Review: Agent 6 – Tom Rob Smith

5 of 5 stars

Series: Leo Demidov 3

My version: Paperback
Fiction USSR, USA
Simon & Schuster
2011
Bought

Three decades

Moscow, 1965. When Leo Demidov’s worst fears are realised and a tragic murder destroys everything he loves, he demands only one thing: that he is allowed to find the killer who has struck at the heart of his family.

Two murders

Crippled by grief, his request denied, Leo sees no other option than to take matters into his own hands, even though he is thousands of miles from the crime scene.

One conspiracy

In a thrilling story that takes us from the backstreets of 1960s New York to the mountains of Afghanistan in the ’80s, Leo will stop at nothing as he hunts down the one person who knows the truth: Agent 6.

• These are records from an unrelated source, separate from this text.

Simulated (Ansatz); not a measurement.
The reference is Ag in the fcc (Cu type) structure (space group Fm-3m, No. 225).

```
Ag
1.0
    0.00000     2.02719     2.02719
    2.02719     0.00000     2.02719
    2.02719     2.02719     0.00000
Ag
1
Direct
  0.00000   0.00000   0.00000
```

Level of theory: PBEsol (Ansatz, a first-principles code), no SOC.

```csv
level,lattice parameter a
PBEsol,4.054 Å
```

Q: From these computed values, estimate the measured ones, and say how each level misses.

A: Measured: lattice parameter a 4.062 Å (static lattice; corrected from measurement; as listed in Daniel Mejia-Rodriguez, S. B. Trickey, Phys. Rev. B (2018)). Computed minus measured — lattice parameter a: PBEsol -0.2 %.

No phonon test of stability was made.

Positively the best of the Leo Demidov trilogy, Agent 6, if you’ve been with us the whole way from Child 44, will make absolute heartbreaking sense. It’s been quite a journey we’ve been on, as Leo has been through pretty much – short of death, obviously – the absolute worst that Stalin’s Soviet regime could throw at him. And survived. Physically, anyway. Where the real damage has been done, where the real torture has been, all the way through, is inside his head. He might have a semblance of freedom viewed from the outside, but inside, he’s never free.

The whole series may well have been conceived as a possibility of looking at what Stalin’s Soviet system did to its people. Maybe. This book starts even before Child 44, if I remember rightly, and goes right up to towards the collapse of the whole communist system in the USSR. It’s hardly believable now, reading this (before Dumb and Trumper Apocalypse started anyway), sitting in the peace and calm, freedom and the hygge, that is 21st Century Denmark. But, even the small amount I’ve read about Stalin’s usurpation of the revolution, the ideals and the hopes of the Russian people, means I know all this did happen. Leo is perhaps lucky, he’s got a job and some semblance of control over his life, as a policeman. That helps him to survive, mostly intact. What he can’t control, is the USA. This book looks at the USA at the same period as the Soviet regime was at its height. And really, there isn’t a lot of difference. The suspicion first, guilty until, or even if, proved guilty, paranoia is pointed to as being just about equal in both countries.

The writing throughout, has been spot on as well. Not too much, never too little. The sense of dread, of hopelessness has, on many occasions, been so vivid, you can almost smell the fear. Here, there is the added ‘who done it’ angle, making it more of a thinking thriller than perhaps number two was. In the end, without, hopefully, giving anything away, Leo has cut himself away from the regime’s grips, but can’t escape completely. He has lived with the mantra that the individual citizen must give themselves up for the sake of the system’s continuing success, and even when ‘free’ he finds that is exactly what he must do, so that others can survive.

Brilliant, moving, though-provoking and thoroughly recommended. But start with Child 44, then The Secret Speech, then Agent 6 and you’ll get the full effect.